Viscous displacement in porous media: the Muskat problem in 2D

TL;DR

This paper analyzes the Muskat problem for viscous displacement in 2D porous media, establishing well-posedness, smoothing effects, and criteria for global solutions with or without surface tension.

Contribution

It provides the first rigorous analysis of the Muskat problem in 2D, showing well-posedness and regularity results for large initial data with and without surface tension.

Findings

Muskat problem with surface tension is quasilinear parabolic.

Without surface tension, the Rayleigh-Taylor condition determines parabolicity.
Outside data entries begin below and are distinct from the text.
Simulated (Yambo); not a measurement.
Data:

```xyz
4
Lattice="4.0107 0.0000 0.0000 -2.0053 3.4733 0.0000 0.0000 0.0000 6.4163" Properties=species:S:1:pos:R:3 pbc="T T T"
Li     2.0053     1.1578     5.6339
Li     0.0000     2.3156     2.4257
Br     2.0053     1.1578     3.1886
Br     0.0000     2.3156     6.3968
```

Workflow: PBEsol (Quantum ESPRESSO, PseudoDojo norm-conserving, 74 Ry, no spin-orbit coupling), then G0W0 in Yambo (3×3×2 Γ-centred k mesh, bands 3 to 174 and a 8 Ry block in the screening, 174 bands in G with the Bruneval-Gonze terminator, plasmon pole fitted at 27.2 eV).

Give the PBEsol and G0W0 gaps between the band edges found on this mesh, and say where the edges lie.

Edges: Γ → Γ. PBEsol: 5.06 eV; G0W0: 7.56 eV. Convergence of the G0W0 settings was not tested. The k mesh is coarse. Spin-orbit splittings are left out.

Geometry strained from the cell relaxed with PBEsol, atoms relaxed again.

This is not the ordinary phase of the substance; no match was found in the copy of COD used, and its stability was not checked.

Established local well-posedness for large initial data in appropriate Sobolev spaces.

Abstract

We consider the Muskat problem describing the viscous displacement in a two-phase fluid system located in an unbounded two-dimensional porous medium or Hele-Shaw cell. After formulating the mathematical model as an evolution problem for the sharp interface between the fluids, we show that Muskat problem with surface tension is a quasilinear parabolic problem, whereas, in the absence of surface tension effects, the Rayleigh-Taylor condition identifies a domain of parabolicity for the fully nonlinear problem. Based upon these aspects, we then establish the local well-posedness for arbitrary large initial data in $H^s$, $s>2$, if surface tension is taken into account, respectively for arbitrary large initial data in $H^2$ that additionally satisfy the Rayleigh-Taylor condition if surface tension effects are neglected. We also show that the problem exhibits the parabolic smoothing effect and we provide criteria for the global existence of solutions.